Soldering makes for a good electrical connection but is not intended to be a
mechanical connection. Therefore one must provide mechanical strain relief to
the soldered connection, especially when working with stranded wires.
Heatshrink and tie-wraps work wonders. What can happen is vibration can cause
the wire to break at the connection if proper steps to strain relief are not
Crimping is most popular because it is fast and (somewhat) reliable. The best
crimps I am aware of are those intended for the marine industry. (Maybe there
are better ones from the avionics industry?) These are crimp splices which
are integral with heat shrink and become water proof once heated after
crimping--they are expensive too.
Crimping "fuses wires together"? Hmm...try telling that to a marine
electronics installer. If not properly waterproofed the "fused wires" are
notoriously vulnerable for developing corrosion between them inside the
crimp. (Hello Audi cripped hot wire under carpet???)

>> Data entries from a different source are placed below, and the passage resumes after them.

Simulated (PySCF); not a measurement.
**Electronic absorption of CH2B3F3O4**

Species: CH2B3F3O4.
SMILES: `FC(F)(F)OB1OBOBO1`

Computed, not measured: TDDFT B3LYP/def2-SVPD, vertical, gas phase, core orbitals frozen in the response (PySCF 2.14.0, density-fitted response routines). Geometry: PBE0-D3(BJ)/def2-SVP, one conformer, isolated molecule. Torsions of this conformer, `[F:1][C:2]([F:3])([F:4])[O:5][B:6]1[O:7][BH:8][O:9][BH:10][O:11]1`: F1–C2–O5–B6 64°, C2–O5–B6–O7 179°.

My biggest problem with crimped connections is to do with workmanship. Same
can be said for soldered connections. Bad crimps have wires that come loose
and/or corrode. Bad soldered splices can fracture at the end of the solder if
the wire is allowed to flex at that location.
What do I use? On my sailboat I tend to opt for the marine grade waterproof
butt splices. In my car I tend to go with solder and heatshrink for the
smaller gauge wires. Both are acceptable IMO, and again, in both cases
workmanship counts for far more than the process. How's that for waffling?